Stripe’s Veneur: A distributed, fault-tolerant pipeline for observability data

109 points by federicoponzi 6 years ago

This was a pleasant surprise to see on Hacker News this morning! I work on the Observability team at Stripe and have been the PM for Veneur (and the rest of our metrics & tracing pipeline work) pretty much since we released it ~2 years ago.

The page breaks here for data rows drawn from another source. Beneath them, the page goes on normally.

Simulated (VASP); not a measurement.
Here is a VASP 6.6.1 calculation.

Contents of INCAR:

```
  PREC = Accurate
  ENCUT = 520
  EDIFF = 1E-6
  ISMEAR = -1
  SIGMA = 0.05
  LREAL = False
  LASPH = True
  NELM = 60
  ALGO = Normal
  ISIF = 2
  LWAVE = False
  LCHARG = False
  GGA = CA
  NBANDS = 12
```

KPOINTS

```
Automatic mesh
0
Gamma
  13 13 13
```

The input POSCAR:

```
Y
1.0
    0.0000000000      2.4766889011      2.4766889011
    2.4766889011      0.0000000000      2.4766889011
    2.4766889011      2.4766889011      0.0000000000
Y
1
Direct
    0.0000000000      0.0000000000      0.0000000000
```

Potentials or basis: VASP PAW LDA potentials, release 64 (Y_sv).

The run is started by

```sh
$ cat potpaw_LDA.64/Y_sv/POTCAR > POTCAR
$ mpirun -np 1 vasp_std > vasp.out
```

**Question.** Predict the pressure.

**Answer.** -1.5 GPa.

If you're interested in learning more about how Veneur works and why we built it, I gave a talk at Monitorama last year that explains the philosophy behind Veneur[0]. In short, a massive company like Google is able to build their on integrated observability stacks in-house, but almost any other smaller company is going to be relying on an array of open-source tools or third-party vendors for different parts of their observability tooling[1]. When using different tools, there are always going to be gaps between them, which leads to incomplete instrumentation and awkward (inter-)operability. By taking control of the pipeline that processes the data, we're able to provide fully integrated views into different aspects of our observability data.

The Monitorama talk is a year old at this point, so it doesn't cover some of the newer things Veneur has helped us to accomplish, but the core philosophy hasn't changed. I've given updated versions of the talk more recently at CraftConf (in May) and DevOpsDaysMSP (last week), but neither of those videos are online yet.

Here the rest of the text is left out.